Room can fill with smoke before the heat of a fire awakens you
Stabroek News
February 2, 2002

Dear Editor,

The horrible unnecessary death of Lachmee Kallicharran provides an opportunity for some fire precautionary attention that may well save innocent life in future.

Firstly it is well known abroad that the foam used in mattresses, pillows, settee chairs etc., give off poisonous cyanide fumes if they catch fire. Either throw them out of the window or leave the house before you become unconscious from the fumes, preferably the latter.

Often an enclosed room will fill up with smoke long before the heat of a fire awakens you. Hence it is essential that keys to grillwork, doors etc, are kept in one regular place where you can find them without seeing them. Crawl on the floor where the smoke is less. Ensure a guest knows where the keys are.

Fire separation is important especially in Guyana where our buildings are still mainly wooden. By law, the fire separation distance from the site boundary used to be a minimum 4 ft. ie., a minimum 8 ft. between neighbouring buildings. I understand that the CHPA some time ago increased this. I cannot find by what law but everywhere one can see buildings both commercial and domestic offending this basic requirement. Such separation is necessary not only to prevent the spread of fire but also to allow access to the fire brigade for fire fighting.

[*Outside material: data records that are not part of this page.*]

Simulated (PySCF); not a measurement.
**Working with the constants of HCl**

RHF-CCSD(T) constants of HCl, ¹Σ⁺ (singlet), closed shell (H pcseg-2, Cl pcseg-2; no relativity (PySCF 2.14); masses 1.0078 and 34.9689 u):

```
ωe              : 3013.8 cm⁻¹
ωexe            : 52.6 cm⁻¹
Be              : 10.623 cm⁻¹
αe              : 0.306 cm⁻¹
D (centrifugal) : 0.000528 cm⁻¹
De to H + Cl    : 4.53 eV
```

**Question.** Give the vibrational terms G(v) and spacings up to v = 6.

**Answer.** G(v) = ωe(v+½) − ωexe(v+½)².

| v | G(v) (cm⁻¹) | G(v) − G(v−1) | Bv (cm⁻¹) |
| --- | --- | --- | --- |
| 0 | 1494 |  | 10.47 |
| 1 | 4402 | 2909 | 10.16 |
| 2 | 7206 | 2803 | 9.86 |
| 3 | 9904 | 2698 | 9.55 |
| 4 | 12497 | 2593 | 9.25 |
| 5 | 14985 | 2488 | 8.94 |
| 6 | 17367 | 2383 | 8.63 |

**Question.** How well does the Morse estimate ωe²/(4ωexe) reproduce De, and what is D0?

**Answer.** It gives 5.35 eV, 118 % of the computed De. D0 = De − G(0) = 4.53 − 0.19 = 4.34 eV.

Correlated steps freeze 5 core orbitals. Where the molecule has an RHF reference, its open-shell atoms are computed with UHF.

As our water supplies improve, fire hydrants should be resuscitated. Fire insurance companies for purely selfish reasons may be willing to "adopt" (and advertise on) fire hydrants as other businesses have "adopted" street signage. Can the fire brigade take a lead in this?

Last December in Peru, 300 people died in Capital City, Lima. I have seen youngsters attracted by the bright lights of one gas station in Guyana setting off serial fireworks on the gas station forecourt in the full view of listless/ignorant pump attendants and a security guard. Perhaps the oil companies would take a lead and do something about this.

In garment factories, dozens work in buildings with all windows barred. One employee told me that even the main exit door was locked during working hours because owners think that employees would steal their cloth etc. This is a tragedy waiting to happen.

I have been in a 3 storeyed textile/clothing store in Georgetown. There were about 60 customers in the store. All windows were barred. On the huge first floor (i.e. the floor above the ground floor), I saw about 50 customers/employees. Though I looked carefully, I could see no exit signage on the first floor and only one staircase at one end. Those stairs descended to the ground floor far from the main exit. A fire on the ground floor under or even near the stairs will convert the 1st floor and possibly the 2nd floor into an inescapable holocaust.

Alcoholic spirits are kept in many instances without a licence. Spirits are highly flammable. If there is no licence, how does anyone ensure that the spirits are kept in a safe, fire resistant store? Do licensed premises have such fire resistant storage separated from where the patrons congregate?

I applaud the initiative (Fire Brigade, T&HD or the Captain?) whereby road tankers carrying gasoline can no longer get on ferry boats. But I have seen such road tankers delivering gasoline from the road where no one can stop passersby smoking and with open buckets catching leakage from the hose connections. In Guadalajara City, Mexico the result of a careless road tanker delivery was 200 horrible deaths and countless injuries.

Lumberyards with potential for high intensity fires are patently unregulated, instead of greater fire separation for such vulnerable sites, they actually store lumber on the roadway.

Hotels are proliferating, is it impertinent to ask when was the last fire evacuation drill with roll call etc, at the Pegasus or at the Tower? Is there a Fire Brigade programme to inspect hotels, licensed and unlicensed dance halls, shops and other places where large numbers of the public may gather in an enclosed space, for proper means of escape and other fire precautions? Is anyone ever prosecuted or closed down?

The Georgetown Fire Brigade is hopelessly sited. They lose a vital 2 or 3 minutes negotiating the crowds and traffic in front of their station/headquarters. They are eminently moveable if only because their site is most valuable.

Finally, I wonder what has happened to the Fire Advisory Board created by the Fire Prevention Act enacted in British Guiana on 10 July, 1954 whose duty inter alia is to ""advise the (Home Affairs) Minister on all questions pertaining to the prevention of fires and matters incidental thereto" section 4(a) Chapter 22:01 Laws of Guyana. I can't find this Board anywhere.